Here are three big economic shifts that impacted Charlotte in 2018
The grey clouds that loomed over the Charlotte skyline Monday afternoon are a metaphor of sorts for the future of the U.S. economy.
They represent some of the factors that could complicate business both locally and nationally — including tariffs, political uncertainty, housing and an aging workforce, according to Diane Swonk, chief economist at Grant Thornton. She spoke during the Charlotte Regional Business Alliance’s annual economic forecast conference in uptown Monday.
Businesses can prepare for those storms before they hit, said Swonk, who anticipates an economic downturn beginning around this time next year. “If immigration continues to slow, we will have a contraction in the labor force by 2020 because retiring Baby Boomers (are) not being replaced by enough incoming workers,” for instance, Swonk said.
“Now is the time to look for where you can seek shelter to weather the next storm,” she said before a panel discussion at the Westin.

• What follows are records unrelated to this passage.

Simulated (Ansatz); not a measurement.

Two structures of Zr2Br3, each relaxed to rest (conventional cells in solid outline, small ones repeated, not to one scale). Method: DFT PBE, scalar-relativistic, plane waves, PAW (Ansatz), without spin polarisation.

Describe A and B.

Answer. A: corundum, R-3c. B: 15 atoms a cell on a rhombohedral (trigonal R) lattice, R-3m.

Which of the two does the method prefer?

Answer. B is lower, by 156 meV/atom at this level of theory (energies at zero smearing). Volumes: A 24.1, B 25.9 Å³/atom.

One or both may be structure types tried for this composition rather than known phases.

Leaders of Bank of America, Duke Energy and Sealed Air — some of the largest publicly traded companies that employ more than 22,000 combined in the region — said Charlotte’s economy has roared back to life in the years following the recession a decade ago. But all three leaders said that they’re busy working to prepare a new generation of workers as the economy changes.
One way to address that is investing in digital capabilities, including tech workers and automation, said Lynn Good, CEO of Charlotte-based Duke Energy, which employs about 6,000 people in Charlotte.
Companies like Duke are working to realign resources so that people aren’t doing repetitive work that machines could, Good said. The company’s also investing in tools like data analytics, drones and mobile devices for field workers, she added.
“You may be getting texts from Duke Energy around outages. That’s not a functionality we would have offered five years ago,” Good said.
All three leaders also said that businesses have a responsibility to address community issues like income inequality in order to make Charlotte a more attractive place to live and do business for white collar and blue collar workers alike.
Sealed Air CEO Ted Doheny said he recently joined the Charlotte Executive Leadership Council, which was formed in 2015 and includes more than two dozen local CEOs who work on everything from negotiating with lawmakers in Raleigh to addressing early childhood education in Charlotte.
“The leaders are talking about early education, what can we do, and not just talking about it, but doing something about it, making sure we catch people early in life so that they don’t go off the rails,” Doheny said. Sealed Air employs about 1,000 people at its headquarters off Tyvola Road.
Employers also have to work to match jobs that don’t require higher education with young workers, said Brian Moynihan, CEO of Bank of America, which employs roughly 15,000 people in the Charlotte metro area.
Moynihan cited the call centers that large companies like Bank of America and Duke Energy have in Charlotte as ways that local corporations create job opportunities outside of the typical office setting.
“It’s incumbent upon larger employers to create opportunities that help improve economic mobility,” Moynihan said.
Praising recent announcements like Honeywell’s decision to relocate its headquarters to Charlotte, the panelists said Charlotte needs to continue to be aggressive in pursuing new businesses to strengthen and diversify the local economy, especially before the economy sours.
Two economic development groups, the Charlotte Regional Partnership and the Charlotte Chamber, previously were a bit confusing before they merged, Moynihan said. Their recent combination, he added, positions Charlotte well “to make a good pitch” for itself.
“You want to be good (at attracting new business) when it’s a good economy, so that when there is a slowdown, you’re prepared,” Good said.